I’m friggin’ tired, y’all. Here’s some pictures.

First, cats.

Here’s Remy, who is a big weirdo. Look at those mutant feet of his.

Here’s Remy and Rosa, in the windows. This week is the first time we’ve been able to keep windows open consistently since last autumn.

This is Daisy, my mother’s cat. She lives a life of quiet feline dignity.

It’s not all cats! Here’s Carla, being dignified:

Here’s Carla not being dignified:

How about food?

This chocolate bar was awesome. If you love those Ferrero Rocher candies, this is for you–especially if you can’t have the Rochers anymore because they contain gluten. This includes The Wife! Ferrero Rochers were one of her favorite candies ever. This is that exact flavor, minus the crispy interior that’s likely from the gluten.
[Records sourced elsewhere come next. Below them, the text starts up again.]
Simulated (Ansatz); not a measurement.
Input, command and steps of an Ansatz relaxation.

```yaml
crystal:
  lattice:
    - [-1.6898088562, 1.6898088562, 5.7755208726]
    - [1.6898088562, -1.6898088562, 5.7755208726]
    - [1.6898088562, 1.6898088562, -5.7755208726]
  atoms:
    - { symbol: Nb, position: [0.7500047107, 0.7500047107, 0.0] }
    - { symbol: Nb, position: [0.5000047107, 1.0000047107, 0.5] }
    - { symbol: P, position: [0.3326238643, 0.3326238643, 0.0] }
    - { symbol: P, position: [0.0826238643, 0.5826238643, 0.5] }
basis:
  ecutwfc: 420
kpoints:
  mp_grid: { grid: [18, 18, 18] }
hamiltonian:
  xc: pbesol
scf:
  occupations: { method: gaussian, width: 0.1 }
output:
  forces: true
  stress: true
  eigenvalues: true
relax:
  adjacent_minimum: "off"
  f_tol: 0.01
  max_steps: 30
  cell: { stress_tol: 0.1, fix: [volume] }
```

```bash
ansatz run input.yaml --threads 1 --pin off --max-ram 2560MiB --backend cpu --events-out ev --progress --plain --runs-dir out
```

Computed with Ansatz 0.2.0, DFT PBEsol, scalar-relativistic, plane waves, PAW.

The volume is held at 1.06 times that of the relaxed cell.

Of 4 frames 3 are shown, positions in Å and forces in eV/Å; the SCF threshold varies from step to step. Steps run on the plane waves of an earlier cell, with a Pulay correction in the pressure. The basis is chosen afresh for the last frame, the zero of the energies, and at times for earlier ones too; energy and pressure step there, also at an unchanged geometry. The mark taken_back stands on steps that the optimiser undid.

Last week, I broadened my horizons: for the first time, I made tempura:

This was my recipe. It turned out really good! Everything was wonderfully crispy and flavorful. If you haven’t had tempura, it’s a Japanese batter that is used for dipping and deep-frying vegetables and seafood. I did cubes of cod, shrimp, onions, asparagus (between this and grilling, I may well be a new asparagus fan!), and small peppers. The batter is made of rice flour and uses carbonated water for moisture, and the result is a very light and crispy batter that in some places is almost translucent…and yet, it’s there. This was a terrific meal. As they say on The Repair Shop, “Brilliant! I’m quite happy with that!”

And finally, drink. Specifically, rum punch!

As for tonight? The weather has been gorgeous–even a cold-lover like myself feels the wonder in the return of warm days when they finally arrive–and tonight I’m firing up the grill for the first time. Steak and shrimp, here we come!